A section of 750-volt "third rail" between the Metro Center and Federal Triangle stations was short-circuited by a loose scrap of aluminum yesterday afternoon as a train passed by, causing brief loss of power and heavy smoke, Metro reported.

Third rail incidents of this sort are extremely rare and have contributed to accidents in other subway systems. "Anything falling on the right-of-way is certainly reason for serious concern," said Harold Barley, Metrorail operations officer.

No one was injured in the incident, which tied up Blue and Orange Line traffic for more than 30 minutes when technicians closed off the track and searched for the cause of the short circuit.
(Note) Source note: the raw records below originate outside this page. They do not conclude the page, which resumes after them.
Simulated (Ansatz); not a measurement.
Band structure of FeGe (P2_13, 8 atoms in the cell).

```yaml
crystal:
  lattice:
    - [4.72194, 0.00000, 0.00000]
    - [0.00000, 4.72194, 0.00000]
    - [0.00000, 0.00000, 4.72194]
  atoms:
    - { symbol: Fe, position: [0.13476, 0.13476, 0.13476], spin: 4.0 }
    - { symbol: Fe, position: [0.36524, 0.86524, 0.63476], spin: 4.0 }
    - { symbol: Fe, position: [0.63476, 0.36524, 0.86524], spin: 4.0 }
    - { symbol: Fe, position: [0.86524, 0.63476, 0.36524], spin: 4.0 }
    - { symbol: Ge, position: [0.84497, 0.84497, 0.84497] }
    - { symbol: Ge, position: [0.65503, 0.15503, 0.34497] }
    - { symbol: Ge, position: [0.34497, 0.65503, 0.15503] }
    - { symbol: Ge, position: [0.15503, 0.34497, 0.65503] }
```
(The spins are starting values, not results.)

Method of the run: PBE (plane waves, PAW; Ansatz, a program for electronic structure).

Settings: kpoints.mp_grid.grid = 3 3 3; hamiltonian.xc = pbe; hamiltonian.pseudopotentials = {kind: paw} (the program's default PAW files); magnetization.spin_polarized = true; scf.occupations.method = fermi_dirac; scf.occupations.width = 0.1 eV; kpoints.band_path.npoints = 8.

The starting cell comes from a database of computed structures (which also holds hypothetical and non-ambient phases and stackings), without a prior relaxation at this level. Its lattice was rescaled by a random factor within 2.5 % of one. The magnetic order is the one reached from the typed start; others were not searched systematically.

Metro officials believe that a small piece of "cladding", thin aluminum leaf which holds pipe insulation in place, came free somehow and was blown under the third rail's protective cover when a Blue Line train carrying passengers to Addison Road passed by at about 1:20 p.m.

The short circuit tripped safety devices that cut off power automatically, causing the train to slow momentarily. The electrical energy disintegrated the aluminum scrap and the devices turned power back on within seconds, again automatically. Technicians later shut off the power manually to inspect the track.

Barley said that aluminum cladding had never before caused such a short circuit. He called it an isolated occurrence that did not seem to reflect basic design flaws.

In an unrelated incident yesterday morning, thousands of Metrorail commuters were late to work after a malfunctioning engine crippled a train and filled Farragut West station with smoke, forcing its closure for about 40 minutes.

With air conditioners shut off to avoid drawing in fumes, other trains passed through the station without stopping, using the unblocked track. "There were delays of 30 minutes or more to some passengers in some parts of the Blue/Orange Line," Metro spokesman Cody Pfanstiehl said.